Russia attempts mandating installation of root CA on clients for TLS MITM

Sean Donelan sean at donelan.com
Thu Mar 17 19:38:59 UTC 2022


On Sun, 13 Mar 2022, Carsten Bormann wrote:
> Oh.
> Your message started insightful.
> Now you are back to binary authorization, just with a jurisdiction parameter going in.

Public CAs are third-party introducers.  Its like a friend of a friend of 
a friend sets you up on a blind date.  Your friend's friend's friend may 
mean well, but your shouldn't rely on them for authentication or 
authorization of the trustworthiness of the person on the date.

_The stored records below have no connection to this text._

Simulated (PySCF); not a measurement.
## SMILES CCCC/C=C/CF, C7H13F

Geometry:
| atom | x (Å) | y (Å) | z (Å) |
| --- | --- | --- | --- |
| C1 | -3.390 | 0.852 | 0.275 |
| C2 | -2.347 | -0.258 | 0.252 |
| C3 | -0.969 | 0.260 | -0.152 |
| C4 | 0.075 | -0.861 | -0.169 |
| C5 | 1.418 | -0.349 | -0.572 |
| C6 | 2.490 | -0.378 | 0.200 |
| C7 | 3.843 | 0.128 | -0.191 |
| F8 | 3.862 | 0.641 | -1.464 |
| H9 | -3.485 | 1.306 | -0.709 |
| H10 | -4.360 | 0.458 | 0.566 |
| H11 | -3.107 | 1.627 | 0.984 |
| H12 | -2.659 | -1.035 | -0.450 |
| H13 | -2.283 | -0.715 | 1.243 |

Just read the disclaimers of liability in every public CA statement of 
practices. The CAs 'customer' is the purchaser of the certificate, not an 
end-user.

Private CAs are a different matter.  Sometimes (frequently) people confuse 
their relationships between public CAs versus private CAs. Admitly 
public CA marketing departments encourage that confusion. The legal folks 
call it "puffery."

Netscape's original engineering goal was convincing the public it was 
safe to use credit cards for ecommerce sites on the mid-1990s Internet.
If you saw a padlock icon it was "safe" to enter your credicate number. Of 
course, people immediately started putting padlock icons on web pages :-(

Authentication/authorization about an end-user's relationship with a 
public CA is mostly mumbo-jumbo.  The public also gets confused by the 
role of notary publics, bearer instruments, cashiers cheques, 
pen-and-paper signatures, and old fashion wax seals. Con artists have 
taken advantage of that misplaced trust for hundreds of years.